For almost 23 years I have lived along Concord Avenue below Signal Hill, which ends at Illinois 157. Why is that gate at the end of Concord locked for six months of the year? Back in the early '90s while I was TDY in the Air Force, "60 Minutes" repeated its segment on Belleville police targeting blacks for traffic stops. When I said that I lived right up the street from the gate, several pilots suggested I might not want to mention that I was from Belleville because of the city's negative racial image. So what is the real story about that gate? It certainly makes it inconvenient if I want to use 157 to go to the Shrine, etc. -- D.M. King, of Belleville
Had you moved in just a few years before, you might have been willing to give up a little convenience for perhaps a sense of greater security.
At least, that's the trade a majority of your neighbors eventually chose, resulting in not one but two gates that block access to the area from 157 for eight months of the year.
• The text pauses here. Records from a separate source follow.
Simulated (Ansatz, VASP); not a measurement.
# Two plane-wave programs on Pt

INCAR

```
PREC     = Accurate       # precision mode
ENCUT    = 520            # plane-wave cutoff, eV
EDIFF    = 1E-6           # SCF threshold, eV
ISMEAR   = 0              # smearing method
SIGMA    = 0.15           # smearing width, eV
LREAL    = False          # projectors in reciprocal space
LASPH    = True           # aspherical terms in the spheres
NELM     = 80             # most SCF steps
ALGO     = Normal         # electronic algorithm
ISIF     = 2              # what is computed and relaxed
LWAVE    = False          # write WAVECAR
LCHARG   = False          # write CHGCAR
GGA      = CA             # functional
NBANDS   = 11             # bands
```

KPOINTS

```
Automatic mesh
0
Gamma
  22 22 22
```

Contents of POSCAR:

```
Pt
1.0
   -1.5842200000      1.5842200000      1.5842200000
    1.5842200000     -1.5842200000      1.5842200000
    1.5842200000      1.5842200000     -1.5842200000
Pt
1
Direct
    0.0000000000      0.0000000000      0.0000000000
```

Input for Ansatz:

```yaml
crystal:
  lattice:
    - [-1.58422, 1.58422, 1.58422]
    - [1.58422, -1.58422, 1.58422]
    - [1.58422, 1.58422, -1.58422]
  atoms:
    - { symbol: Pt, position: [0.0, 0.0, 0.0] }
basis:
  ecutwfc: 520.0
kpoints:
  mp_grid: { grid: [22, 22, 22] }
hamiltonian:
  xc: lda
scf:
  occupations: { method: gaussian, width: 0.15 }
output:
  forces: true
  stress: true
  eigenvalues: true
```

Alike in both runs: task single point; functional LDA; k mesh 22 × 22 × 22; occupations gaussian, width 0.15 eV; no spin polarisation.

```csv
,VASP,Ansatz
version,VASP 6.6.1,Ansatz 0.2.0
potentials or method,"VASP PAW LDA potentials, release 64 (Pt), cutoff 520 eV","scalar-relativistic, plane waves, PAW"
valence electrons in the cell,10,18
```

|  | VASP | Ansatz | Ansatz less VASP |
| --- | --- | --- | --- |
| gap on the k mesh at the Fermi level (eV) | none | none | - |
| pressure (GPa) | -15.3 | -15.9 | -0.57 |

It was the fall of 1985, and Signal Hill was a neighborhood on edge after a series of vicious crimes within a month's time.
On Oct. 18, a 68-year-old woman had a wedding ring ripped from her finger and her home ransacked. On Oct. 28, three men invaded another Signal Hill home, scuffled with the residents and fired four shots as they fled.
On Nov. 15, a woman was raped as her husband lay bound on the floor of their home along North 88th St. And, on Nov. 18, a 78-year-old Belleville man was robbed and left in a ditch as he was waiting for a tow truck in the area. All of the attackers were black.
"We're scared all the time," said one mother who began keeping a gun handy after two nearby houses were burglarized. "My kids are petrified. The 6-year-old won't come in the house until we do first and look under her bed."
At the time, some speculated that the crimes were being committed by gangs from the East St. Louis-Centreville-Alorton area, perhaps as part of some gang initiation rite. Residents began organizing watch groups, which led to the formation of the Signal Hill Neighborhood Association.
As it turned out, the crime spree was masterminded by one man: Floyd Robinson, of East St. Louis, who finally was arrested and charged in January 1986. After two escapes from custody -- once for nine months -- Robinson pleaded guilty and was sentenced April 28, 1987, to 35 years in prison.
But weeks before Robinson was nabbed, residents began discussing ways they could make the beautiful and usually tranquil area safer. One frequently mentioned possibility was hiring off-duty sheriff's deputies to patrol the area. The other: erecting gates to block access from 157, which residents said would reduce traffic, speeding, litter and crime.
In July 1986, nearly 450 area residents voted in an unofficial referendum on placing gates. The result: 323 in favor and 120 opposed -- a 73 percent approval rating.
But simply coming up with the idea and installing the gates were two entirely different matters. Opponents threatened court action for a variety of reasons, including convenience, access to emergency vehicles -- and discrimination.
"I believe the issue is racial," one resident said at the time. "Once you put gates up in an area where you have haves and have-nots, it's like waving a red flag in front of a bull."
Opponents finally acquiesced. After a three-year battle, the Signal Hill Neighborhood Association paid $6,000 for the steel gates at Kingston/Concord Drive at 157 and Bluff Drive at 157. On Aug. 14, 1989, the Kingston gates were padlocked for the first time.
As in the referendum, most continued to support the gates despite the inconvenience. Emergency vehicles were given keys to the locks. The gates are maintained by Centreville Township.
The last major criticism seemed to arise shortly after the "60 Minutes" segment on Jan. 10, 1993, you referred to. The Rev. John Curry, of the Belleville Bible Way Church, decried the gates as "a symbol of racial hatred" and called for a public meeting to discuss their removal.
The protest was short-lived. Two weeks later, Johnny Scott, head of the East St. Louis NAACP, said he was "double adamant" that the gates were not a symbol of racism, but merely deterred crime and reduced traffic.
"If I could put up gates in my neighborhood, I would," he told the News-Democrat.
A few months later, after Rodger Cook became Belleville mayor and Police Chief Robert Hurst resigned, Curry said he would no longer actively oppose the gates. So, for the past 20 years, they have been quietly closed March 15 and opened Nov. 16 to allow easier access during winter weather.
"The people who live here notice a real reduction in traffic when we close those, and they're thrilled," Barb Ducey, longtime neighborhood association president, told me recently. "It makes it much safer for people who walk and bike. It really does lend itself to a family community. They're wonderful. Wouldn't have it any other way."
I will mail you a copy of the "60 Minutes" segment.
What state was last to ratify the 13th Amendment, which abolished slavery? When?
Answer to Saturday's trivia: Most soccer balls have 12 dark, pentagonal panels and 20 light, hexagonal panels.